Thought, when it is complete, is action. The man who, in order to think, withdraws from the daily contact with life, makes his life unnatural; for him life is confusion. Our very seeking for God or truth is an escape. We seek because we find that the life we live is ugly, monstrous. You say, "If I can understand who created this thing, I shall understand the creation; I shall withdraw from this and go to that." But if, instead of withdrawing, you tried to understand the cause of confusion in the very confusion itself, then your finding out, your discovery, would destroy the thing that is false.

Unless you have experienced truth, you cannot know what it is. Not pages of description nor the clever wit of man can tell you what it is. You can only know truth for yourself, and you can know it only when you have freed your mind from illusion. If the mind is not free, you but create opposites, and these opposites become your ideals, as God or truth.

If I am caught in suffering, in pain, I create the idea of peace, the idea of tranquillity. I create the idea of truth according to my like and dislike, and therefore that idea cannot be true. Yet that is what we are constantly doing. When we contemplate as we generally do, we are merely trying to escape from confusion. "But", you say, "when I am caught in confusion I cannot understand; I must escape from it in order to understand." That is, you are trying to learn from suffering.

But as I see it, you can learn nothing from suffering, though you should not withdraw from it. The function of suffering is to give you a tremendous shock; the awakening caused by that shock gives you pain, and then you say, "Let me find out what I can learn from it." Now if, instead of saying this, you keep awake during the shock of suffering, then that experience will yield understanding. Understanding lies in suffering itself, not away from it; suffering itself gives freedom from suffering.

Comment: You said the other day that self-analysis is destructive, but I think that analyzing the cause of suffering gives one wisdom.

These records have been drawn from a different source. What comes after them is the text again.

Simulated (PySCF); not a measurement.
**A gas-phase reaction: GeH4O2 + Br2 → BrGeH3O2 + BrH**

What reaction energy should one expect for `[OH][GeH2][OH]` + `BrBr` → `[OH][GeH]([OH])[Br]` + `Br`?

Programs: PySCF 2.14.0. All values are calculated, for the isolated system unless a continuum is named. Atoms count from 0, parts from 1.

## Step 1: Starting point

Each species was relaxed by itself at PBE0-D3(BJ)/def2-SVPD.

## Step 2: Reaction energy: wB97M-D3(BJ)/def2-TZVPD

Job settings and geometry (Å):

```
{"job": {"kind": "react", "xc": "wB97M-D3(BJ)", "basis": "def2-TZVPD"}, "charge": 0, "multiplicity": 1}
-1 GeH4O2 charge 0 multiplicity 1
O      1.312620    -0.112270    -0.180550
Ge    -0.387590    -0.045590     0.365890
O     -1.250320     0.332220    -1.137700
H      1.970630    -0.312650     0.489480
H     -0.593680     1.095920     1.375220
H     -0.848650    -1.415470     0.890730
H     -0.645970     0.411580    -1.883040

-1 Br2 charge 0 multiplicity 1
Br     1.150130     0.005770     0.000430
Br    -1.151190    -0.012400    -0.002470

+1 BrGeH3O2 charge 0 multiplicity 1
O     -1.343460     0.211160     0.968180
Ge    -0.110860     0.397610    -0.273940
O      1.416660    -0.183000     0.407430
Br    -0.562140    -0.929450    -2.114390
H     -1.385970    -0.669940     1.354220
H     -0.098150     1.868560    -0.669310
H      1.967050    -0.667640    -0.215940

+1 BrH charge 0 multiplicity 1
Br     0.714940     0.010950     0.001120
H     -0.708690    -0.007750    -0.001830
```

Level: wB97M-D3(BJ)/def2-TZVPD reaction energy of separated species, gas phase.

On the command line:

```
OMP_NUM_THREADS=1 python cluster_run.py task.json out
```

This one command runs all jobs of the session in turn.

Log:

Krishnamurti: Wisdom is not in analysis. You suffer, and by analysis you try to find the cause; that is, you are analyzing a dead event, the cause that is already in the past. What you must do is find the cause of suffering in the very moment of suffering. By analyzing suffering you do not find the cause; you analyze only the cause of a particular act. Then you say, "I have understood the cause of that suffering." But in reality you have only learned to avoid the suffering; you have not freed your mind from it. This process of accumulation, of learning through the analysis of a particular act, does not give wisdom. Wisdom arises only when the "I" consciousness, which is the creator, the cause of suffering, is dissolved. Am I making this difficult?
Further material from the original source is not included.